Private Lenders Made Up Nearly Half Of Q1 Lending And Are Ready To Hit The Gas
Commercial lending took another tumble in the first quarter as banks remained on the sidelines. Private lenders seized on the chance to pick up the slack and bail out some of the many borrowers with big loans coming due.
Alternative lenders were responsible for 47.2% of nonagency loan closings tallied in a new CBRE report detailing Q1 commercial mortgage activity. Banks accounted for roughly 23%.
“There are many, many billions of dollars of commercial real estate loans that are going to mature, and CLOs and issuers of private credit are going to step in and fill the gap,” Trepp Senior CRE and CMBS Researcher Thomas Taylor said.
Collateralized loan obligation, or CLO, issuance surged in particular, increasing to $1.5B in the first quarter from $700M at the end of 2023.
A lending index compiled by CBRE dropped 32.7% in Q1, reflecting banks’ pullback and high interest rates dampening the capital markets overall. The index is based on the deals CBRE completes, with the level of activity in 2005 serving as the baseline, or 100 on the index. In Q1, the index reached 168.
Alternative lenders have been lured to the market by two realities, Taylor said.
“One is acceptance of the rate environment that we’re going to be in. I think a lot of fixed-income traders, borrowers, market participants, have come to accept the higher-for-longer interest rate environment,” Taylor said. “It would have been foolish to lock in five or more years of debt if you truly believed that rates were going to be slightly or even significantly lower later this year.”

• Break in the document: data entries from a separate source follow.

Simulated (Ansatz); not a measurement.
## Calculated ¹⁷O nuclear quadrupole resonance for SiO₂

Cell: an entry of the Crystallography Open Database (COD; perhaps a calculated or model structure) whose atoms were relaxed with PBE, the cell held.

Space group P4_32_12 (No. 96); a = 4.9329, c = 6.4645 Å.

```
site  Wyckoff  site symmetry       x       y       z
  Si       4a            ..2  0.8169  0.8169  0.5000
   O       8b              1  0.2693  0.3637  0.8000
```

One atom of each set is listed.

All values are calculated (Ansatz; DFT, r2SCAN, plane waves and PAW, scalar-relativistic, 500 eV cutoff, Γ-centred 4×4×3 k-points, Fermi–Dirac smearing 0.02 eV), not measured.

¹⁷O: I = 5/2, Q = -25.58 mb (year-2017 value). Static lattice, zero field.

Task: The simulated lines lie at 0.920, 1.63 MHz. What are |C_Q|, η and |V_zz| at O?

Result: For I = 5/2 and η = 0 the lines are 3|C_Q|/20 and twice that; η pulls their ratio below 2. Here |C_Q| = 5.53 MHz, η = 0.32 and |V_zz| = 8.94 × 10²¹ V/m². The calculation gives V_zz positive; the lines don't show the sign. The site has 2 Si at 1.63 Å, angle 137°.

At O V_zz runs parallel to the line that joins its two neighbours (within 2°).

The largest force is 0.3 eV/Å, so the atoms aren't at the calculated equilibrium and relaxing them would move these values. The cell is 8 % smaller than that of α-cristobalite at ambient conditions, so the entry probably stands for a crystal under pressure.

The other is the so-called wall of maturities in the commercial property market.
Although many borrowers spent 2023 modifying debt to avoid impending maturity, there are still waves of borrowers that need to refinance. Nearly $1T of debt backed by commercial property is set to mature this year, according to MSCI.
Adding to the pool of new money is a crop of big-name players plunging into real estate credit with multibillion-dollar funds. Goldman Sachs just this month announced it amassed a $7B debt fund, and private equity firm TPG launched its first debt fund in November with $750M.
Merchant Bank, affiliated with tech giant Michael Dell, also jumped in with its $3.2B MSD Real Estate Credit Opportunity Fund.
These deep wells of money dedicated to debt, combined with sources like life insurance companies, CMBS and agency debt, can support the supply in the market, CBRE U.S. President of Debt and Structured Finance James Millon said in emailed comments.
But looking ahead, CBRE’s report said stabilization has begun in the commercial mortgage market. In addition to increased refinancing demand and an influx of alternative lenders, narrowing credit spreads are a sign of improved conditions, according to the report.
Those predictions are showing up in deals so far in the second quarter but aren’t uniform, according to David Putro, senior vice president at Morningstar Credit Analytics.
In the CMBS world, where Putro specializes, large single-asset, single-borrower loans are coming back to an extent, but only for some property types.
“In terms of really large loans … most of the lending there has been on industrial. Your really big, billion-dollar industrial pools,” Putro said.
“We’re pretty high on retail,” he added. “We think that retail is being rethought of by a lot of large corporations.”
The property type on the other end of the spectrum comes as no surprise.
“I think the dark cloud is office,” Taylor said. “Lodging is still in some trouble. It had a bad month last month.”
Office loans are the most likely to require refinancing as maturities arrive, with large, highly leveraged assets first in line. In April, $1.8B of office loans became newly delinquent, Taylor said, with just six buildings accounting for 80% of that.
The industry still wants its interest rate cuts this year, but private players have learned to adapt to the challenging territory, Putro said.
“Even though rates haven’t come back down, that volatility that was there for a little bit has more or less stabilized,” Putro said. “So you know, it’s a bit more of a predictable outcome than it was 18 months ago when you were getting increase after increase.”